So not only did this particular set of neighbors have a ghastly garish display lighting up the place, but other neighbors had yard signs declaring the right of free enterprise to poison our waters. It was the first example I knew of using yard signs to intimidate those who dared to disagree with you.

It all seemed right in the away-in-a-manger spirit of the season!

FWIW, GE was eventually forced to do some remediation. It was a compromise: Cleaning up the Hudson was a vast project, but they got away with doing a half-vast job of it.

Here’s some more intentionally political humor from Boondocks (AMS), which burst upon the scene with an uncompromising look at race in America. It was not the first cartoon to do this, but other Black cartoonists like Ollie Harrington had conducted the conversation within the relative privacy of the Black press, while Aaron McGruder brought his fury into the mainstream.

It was a breakthrough, not only making what had been a private conversation public, but forcing non-black readers, and Black readers used to accommodation, to confront themselves. McGruder apparently tired of the demands of daily syndication and went on to other projects, but Boondocks left a mark on the comic pages.

Another gone-but-not-forgotten strip was Helen, Sweetheart of the Internet, which had a legendary run as one of the early webcomics but faded in syndication, at least in part because of the changes required for mass market distribution.

But it retained more spunk than a lot of its competitors, and I particularly enjoyed this one because, like Doug, I graduated from a college where my attendance was somewhat virtual and increasingly sparse after the first two years. And, no, it didn’t really bother me that Doug was something of a doofus.

There was a standup who used the phrase “I never let school interfere with my education,” but, when I tried to figure out who it was, I discovered that Mark Twain didn’t say it but someone else did quite a few years before Short Attention Span Theater brought wiseassery to the nation. And several people, including a couple of comedians, have adopted the expression.

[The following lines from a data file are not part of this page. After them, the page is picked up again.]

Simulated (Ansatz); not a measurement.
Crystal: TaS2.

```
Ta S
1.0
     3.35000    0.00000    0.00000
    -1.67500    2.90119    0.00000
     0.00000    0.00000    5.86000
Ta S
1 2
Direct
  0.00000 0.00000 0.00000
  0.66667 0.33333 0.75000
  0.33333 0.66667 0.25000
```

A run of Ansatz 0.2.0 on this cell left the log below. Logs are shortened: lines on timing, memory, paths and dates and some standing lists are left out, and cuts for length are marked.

Anyway, I didn’t let classes get in my way, either, but, as Yogi said, “You can observe a lot by watching.”

True Story: Senior year, my seminar came up with a rule that any question that was not based on the first third of a book, or its final chapter, was unfair. Not all of us were kidding.

I also feel a kinship with The Norm, a strip that its creator, Michael Jantze, likened to jazz, citing Annie Hall and It’s Gary Shandling’s Show as his inspiration.

Like Gary Shandling, the Norm may have been too smart for the room, but it was lovely while it lasted, and, in this case, I particularly appreciated that Boy Norm, Norm’s inner voice, not only knew that the Star Wars franchise had wandered off course but dared to say so.

Agnes (Creators) was a delightful strip, largely because both she and Trout led wretched trailer-park lives that rarely got to them.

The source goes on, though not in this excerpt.